What to Document -- Datasets and Web APIs

A dataset is an identifiable collection of structured data objects unified by some criteria (authorship, subject, scope, spatial, or temporal extent...). A catalog is a collection of descriptions of datasets; each description is a metadata record. The intention of a data catalog is to facilitate data access by users who are first interested in a particular kind of data, and upon finding a fit-for-purpose dataset, will next want to know how to get the data.

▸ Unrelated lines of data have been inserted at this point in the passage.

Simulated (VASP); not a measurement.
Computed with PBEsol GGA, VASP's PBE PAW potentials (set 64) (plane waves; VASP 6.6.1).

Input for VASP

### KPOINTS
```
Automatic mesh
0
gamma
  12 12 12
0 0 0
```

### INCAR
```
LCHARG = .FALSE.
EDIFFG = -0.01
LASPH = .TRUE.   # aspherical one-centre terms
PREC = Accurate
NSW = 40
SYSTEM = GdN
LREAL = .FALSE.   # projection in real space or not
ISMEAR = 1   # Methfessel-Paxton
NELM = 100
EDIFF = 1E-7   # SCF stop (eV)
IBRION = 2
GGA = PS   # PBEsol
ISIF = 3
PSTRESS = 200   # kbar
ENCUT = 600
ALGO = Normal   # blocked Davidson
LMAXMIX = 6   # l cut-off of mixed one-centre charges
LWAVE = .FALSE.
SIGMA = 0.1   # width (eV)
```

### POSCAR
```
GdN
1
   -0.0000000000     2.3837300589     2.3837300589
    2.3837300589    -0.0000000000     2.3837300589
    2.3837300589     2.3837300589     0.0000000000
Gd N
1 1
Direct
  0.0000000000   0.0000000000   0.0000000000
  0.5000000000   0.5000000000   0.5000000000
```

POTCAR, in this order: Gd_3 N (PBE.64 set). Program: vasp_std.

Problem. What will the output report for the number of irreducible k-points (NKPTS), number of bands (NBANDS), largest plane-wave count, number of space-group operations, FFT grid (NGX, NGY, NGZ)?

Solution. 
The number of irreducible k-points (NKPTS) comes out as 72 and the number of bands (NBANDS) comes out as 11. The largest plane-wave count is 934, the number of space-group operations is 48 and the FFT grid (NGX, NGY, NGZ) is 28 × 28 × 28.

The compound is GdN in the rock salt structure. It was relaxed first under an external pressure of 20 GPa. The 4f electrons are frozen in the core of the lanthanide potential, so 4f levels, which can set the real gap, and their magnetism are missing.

A Web API (Application Programming Interface) allows computer programs to dynamically query a dataset using the World Wide Web. For example, a dataset of farmers markets may be made available for download as a single file (e.g. a CSV), or may be made available to developers through a Web API, such that a computer program could use a ZIP Code to retrieve a list of farmers markets in the ZIP Code area.

The catalog file for each agency should list all of the agency's datasets that can be made public, regardless of whether they are distributed by a file download or through a Web API. The Endpoint data element is used to indicate which datasets offer Web APIs (see below for more information on Common Core and Extended metadata elements).

Metadata File Format -- JSON

The Implementation Guidance available as a part of Project Open Data describes Agency requirements for the development of metadata as per the Open Data Policy. A quick primer on the file format involved:

JSON is a lightweight data-exchange format that is very easy to read, parse, and generate. Based on a subset of the JavaScript programming language, JSON is a text format that is optimized for data interchange. JSON is built on two structures: (1) a collection of name/value pairs; and (2) an ordered list of values.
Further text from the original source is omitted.